Something I’ve never understood about those who would put accountability and high standards — which usually translates to a standardized experience for kids — as their first virtues in our schools is that there are, in every school, those students we love for whom the normal school or classroom experience does not work. For urban educators, this often manifests as the student who lives a life that most teachers can’t imagine.
I’ve taught those kids who couldn’t understand how cosine and sine could help them dodge the streets… the kids who couldn’t see how learning about the Reformation would help them figure out where they were sleeping… What was failing my class because they couldn’t see how The Great Gatsby was relevant to their life going to do. (For the record, the Great Gatsby is relevant to their life. A few years ago, we wrote a modern version of it, with an upstart rapper trying to crack high society. We read a lot about Puffy as preparation, but I digress…)
So for those kids… how do we serve them? How do we best serve them? Yes, I think we have to ask a lot from all kids. Yes, I think we have to recognize our limitations and know that we cannot individualize curriculum for every single child given our teaching loads.
However, every year, we run into those kids who we know that if we only found a way inside… found a way to make school and curriculum relevant to how to survive the unspeakably difficult lives they go home to after they leave our walls, then somehow we could make their lives better.
The ethic of care suggests that we must take that step with them… and yes, we must then hold them accountable for their behavior and their work, but what wouldn’t we do for them?
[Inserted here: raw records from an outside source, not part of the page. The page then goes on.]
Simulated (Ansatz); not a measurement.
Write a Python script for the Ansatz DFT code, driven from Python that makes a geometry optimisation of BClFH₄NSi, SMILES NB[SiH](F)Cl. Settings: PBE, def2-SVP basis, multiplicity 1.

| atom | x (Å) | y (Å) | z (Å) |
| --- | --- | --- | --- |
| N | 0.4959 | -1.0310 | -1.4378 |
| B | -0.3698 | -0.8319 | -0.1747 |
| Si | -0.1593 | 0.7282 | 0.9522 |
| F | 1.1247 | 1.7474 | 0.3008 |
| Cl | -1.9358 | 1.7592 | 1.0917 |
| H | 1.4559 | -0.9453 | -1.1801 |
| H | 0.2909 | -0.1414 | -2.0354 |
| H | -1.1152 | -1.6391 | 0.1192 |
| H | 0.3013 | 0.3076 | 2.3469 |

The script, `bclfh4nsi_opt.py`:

For those kids who show up every day, but can’t seem to find the way to overcome their own lives to do the work of our classes, doesn’t our moral obligation require us to see the limits in our units, in our structure, in ourselves, so that we can change what we do to help those kids who want it?
For some reason, as I thought about this blog entry, I kept thinking of the part of the Passover Seder that deals with The Four Sons. The four sons are the wise son, the contrary son, the simple son and the son who does not know how to — or cannot — ask the question. I think our schools know how to deal with the first three sons. I don’t think we know how to deal with the fourth.
For those students who cannot ask the question… for whom the entire game of school seems like a maze where success is both not fathomable and also difficult to understand the benefits… I think we have an obligation to find a way to take them by the hand and help them find success. I don’t worry that our other students will be angry that we "make exceptions" or that they will think it is not "fair" that some students pursue a different curriculum to be able to pass. I think the ethic of care suggests that there are times when we know that what we do for 99% of our students does not work for the last 1% of our kids, no matter what we do.
When we realize that, don’t we have an obligation to find what will work for that student? Don’t we have to hold the value of the life of that student above the value we place on our lesson plans? I think we do.